Bug #1566520 “[RFE] Upgrade controllers with no API downtime” : Bugs : neutron

Ihar Hrachyshka (ihar-hrachyshka) on 2016-04-05

Changed in neutron:
importance:	Undecided → Wishlist
tags:	added: rfe

Armando Migliaccio (armando-migliaccio) on 2016-04-14

Changed in neutron:
status:	New → Confirmed
summary:	- Upgrade controllers with no API downtime + [RFE]Upgrade controllers with no API downtime
summary:	- [RFE]Upgrade controllers with no API downtime + [RFE] Upgrade controllers with no API downtime

Revision history for this message

Armando Migliaccio (armando-migliaccio) wrote on 2016-04-14:

#1

I was under the impression that the EXPAND branch could already be executed without shutting down the services. That said, the problem certainly lies with the CONTRACT branches. This feels like a rehash of parts of [1], and as such is part of a much larger solution required to accommodate a no downtime upgrade for the neutron servers. Looking at the DB alone won't suffice to ensure that requests are handled correctly during the upgrade. Please provide a more detailed plan, and break it down into chewable pieces for Newton. I suspect that once you do that the RFE title won't sound like 'Upgrade controllers with no API downtime'.

[1] https://blueprints.launchpad.net/neutron/+spec/online-schema-migrations

Revision history for this message

Artur Korzeniewski (artur-korzeniewski) wrote on 2016-04-15:

#2

The EXPAND branch can be executed in runtime, that improvement was introduced in Liberty.
The spec [1] introduces the expand/contract migrations but does not address the full story for rolling upgrades. There are pieces like oslo.versionedobjects, moving contracting migration to next releases and coexistence of N and N+1 neutron servers in the same time working on DB access.

I guess that this BP is an umbrella for finer grained RFEs like it is listed in the description:
- adopting object facades for all interaction with database models - already existing [2]
- moving contract migration to next releases - need new RFE
- coexistence of mixed version of neturon servers in the same time - new RFE needed

[1] https://github.com/openstack/neutron-specs/blob/master/specs/liberty/online-schema-migrations.rst
[2] https://bugs.launchpad.net/neutron/+bug/1541928

Revision history for this message

Artur Korzeniewski (artur-korzeniewski) wrote on 2016-04-15:

#3

And there is also the topic of online data migration, which can be done partially in runtime by accessing the values in OVO, and for data not used background python script should be added to migrate the data in small chunks. This also requires the separate RFE.

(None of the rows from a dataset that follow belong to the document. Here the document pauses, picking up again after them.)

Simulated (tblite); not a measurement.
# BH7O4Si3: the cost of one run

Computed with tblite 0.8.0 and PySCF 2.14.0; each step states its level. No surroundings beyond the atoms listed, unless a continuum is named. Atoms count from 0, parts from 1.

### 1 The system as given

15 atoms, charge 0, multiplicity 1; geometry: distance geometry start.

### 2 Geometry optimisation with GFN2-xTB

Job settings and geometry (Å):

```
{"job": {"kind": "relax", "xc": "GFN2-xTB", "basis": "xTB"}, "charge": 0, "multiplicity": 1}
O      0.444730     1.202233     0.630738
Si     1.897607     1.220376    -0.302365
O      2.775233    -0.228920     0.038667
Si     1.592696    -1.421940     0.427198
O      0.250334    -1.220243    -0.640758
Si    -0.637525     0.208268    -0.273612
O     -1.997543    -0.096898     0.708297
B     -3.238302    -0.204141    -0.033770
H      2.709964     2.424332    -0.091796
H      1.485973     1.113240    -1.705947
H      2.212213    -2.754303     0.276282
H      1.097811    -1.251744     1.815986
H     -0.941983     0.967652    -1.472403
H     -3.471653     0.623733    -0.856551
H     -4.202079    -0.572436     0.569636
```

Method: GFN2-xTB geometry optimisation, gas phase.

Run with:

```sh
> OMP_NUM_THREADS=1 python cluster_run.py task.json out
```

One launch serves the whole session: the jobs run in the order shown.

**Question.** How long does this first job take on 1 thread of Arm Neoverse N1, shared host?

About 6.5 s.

But all the work in rolling upgrades matter is dependent on finishing the OVO implementation first...

Revision history for this message

Ihar Hrachyshka (ihar-hrachyshka) wrote on 2016-04-21:

#4

Upgrades effort map Edit (162.1 KiB, image/svg+xml)

I tried to map the effort around upgrades (in the .svg attachment). The sections in a black box are defining the required pieces to deliver for 'no-downtime' controller upgrade experience.

Legend:
- green: completed
- yellow: in progress
- orange: not started
- arrow: depends on
- dotted arrow: would benefit from

Revision history for this message

Armando Migliaccio (armando-migliaccio) wrote on 2016-05-19:

#5

I don't understand what the right side of the picture means. Can you elaborate?

Having said that, It seems to me that to address this need all that's required is mostly procedural (e.g. left side of the diagram), once hurdles like versioning of objects and API endpoints is put in place. As for the former there's been an ongoing plan but what about the latter? How can we force API request handling to be at the lowest supportable version without microversioning? Have you given this any thought?

Revision history for this message

Armando Migliaccio (armando-migliaccio) wrote on 2016-05-26:

#6

Ping?

Assaf Muller (amuller) on 2016-06-16

Changed in neutron:
status:	Confirmed → Triaged

Revision history for this message

Assaf Muller (amuller) wrote on 2016-06-16:

#7

http://eavesdrop.openstack.org/irclogs/%23openstack-meeting/%23openstack-meeting.2016-06-16.log.html#t2016-06-16T22:09:21

Ihar to supply more information next week, hopefully the work scoped for N will be clearer then.

Revision history for this message

Ihar Hrachyshka (ihar-hrachyshka) wrote on 2016-06-20:

#8

Armando, sorry for a really late response. I somehow missed your pings in the whirl of other stuff.

> I don't understand what the right side of the picture means. Can you elaborate?

The .svg image maps out the effort that is being covered by upgrades subteam right now or planned for the future. The right side of the picture is part of the effort, but is not directly related to this RFE. Sorry for putting it there probably misleading readers.

What we should care about in the context of the RFE is the left side that is contoured by a solid line. Note that API versioning/pinning is out of the contour. This is because the RFE speaks about technical ability to run mixed versions of the controller service, without considering usability limitations like inconsistent replies from different load balanced controllers. Those are indeed put into the scheme to show the next steps, but those are beyond the consideration for this RFE.

What this RFE is to cover is getting to a point where:
- we have the code supporting the new mode of operation;
- ...and it's proved through targeted gating jobs that it's working;
- we provide framework to avoid data migration in alembic;
- ...and we actually forbid data migration in alembic.

Once all this is covered, I claim that neutron-server indeed supports the new model of operation. With that in place, we can start looking into tackling usability limitations we spot.

One of those limitations is indeed potentially inconsistent behaviour of neutron-server between different major versions. I actually believe that we will need to return back to microversioning idea for the next cycle. And if we manage to achieve most of the things that I mapped above for Newton/start of Ocata, I would love to look at detailed plan for API versioning/pinning.

That said, I don't believe we need such a detailed plan in place right now while we haven't laid down the foundation for mixed versions mode with objects work and proper gating for the feature.

So tl;dr I believe it's only the contoured blocks that should be tracked by the RFE, and other blocks will require a separate discussion.